As the debate raged over whether to publish or not to publish the Charlie Hebdo memorial edition with its controversial front-page, we published a second article urging journalists to rely on their codes and editorial traditions when making the decision, but above all to tell the story with humanity.

We urge journalists and media to make themselves aware of the dangers to editorial independence posed by some of the profoundly political and ideological hard-line positions being taken after the attacks.

It’s a complex debate about free speech rights and to help provide some relevant context the EJN is commissioning a report on how the Paris events are being reported around the world. In many regions of Africa, the Middle East and Asia, for instance, the media narrative is different from that in Europe. Our report will, we hope, add perspective and provide some fact-based background information to help forge an ethical response to the threats posed by terrorism and extremist propaganda.

Today we see how media are used as a weapon in information wars – such as we see in Ukraine and Russia – but this is not new. Propaganda in one form or another has always been used in times of war. But today, thanks to the internet and web communications, it is more pervasive.

Information and the battle for publicity it is at the very centre of warmongering. Terrorists, such as IS and al-Qaeda, are adept at using media and communications as a central part of their strategic work – Twitter, websites and sophisticated, quality videos of their most barbarous acts of inhumanity.

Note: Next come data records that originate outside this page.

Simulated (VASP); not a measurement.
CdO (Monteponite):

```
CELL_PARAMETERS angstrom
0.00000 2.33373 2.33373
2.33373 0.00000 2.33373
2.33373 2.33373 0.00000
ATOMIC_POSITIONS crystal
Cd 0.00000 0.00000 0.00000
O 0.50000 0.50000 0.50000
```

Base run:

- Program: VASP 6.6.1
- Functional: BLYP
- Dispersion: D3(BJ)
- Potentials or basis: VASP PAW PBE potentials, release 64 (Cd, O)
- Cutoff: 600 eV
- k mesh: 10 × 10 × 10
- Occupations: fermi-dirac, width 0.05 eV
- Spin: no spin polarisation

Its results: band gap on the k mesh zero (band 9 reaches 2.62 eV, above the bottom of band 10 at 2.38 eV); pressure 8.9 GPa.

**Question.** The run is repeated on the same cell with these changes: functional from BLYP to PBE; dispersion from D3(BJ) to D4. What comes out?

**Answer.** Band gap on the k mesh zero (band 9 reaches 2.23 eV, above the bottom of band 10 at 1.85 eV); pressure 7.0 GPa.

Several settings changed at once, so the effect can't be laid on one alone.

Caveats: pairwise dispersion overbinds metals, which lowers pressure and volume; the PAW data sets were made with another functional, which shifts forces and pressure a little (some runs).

The success of the IS media strategy has compensated for the lack of political clarity and logic in its operations. Attacking France, which vigorously opposed the Iraq war, and outraging public opinion in Jordan this week hardly makes sense, but that matters little to a global organisation that relies on slick film-makers and skilful writers to pour its hateful message into a global system that willingly circulates and recirculates their work. This gives them massive propaganda victories and helps to inspire uncertainty and fear in communities they would never otherwise reach.

The events in Paris and at Charlie Hebdo remind us tragically that we must ensure that we don’t allow media to become the foot soldiers of those who want to spread hate and intolerance.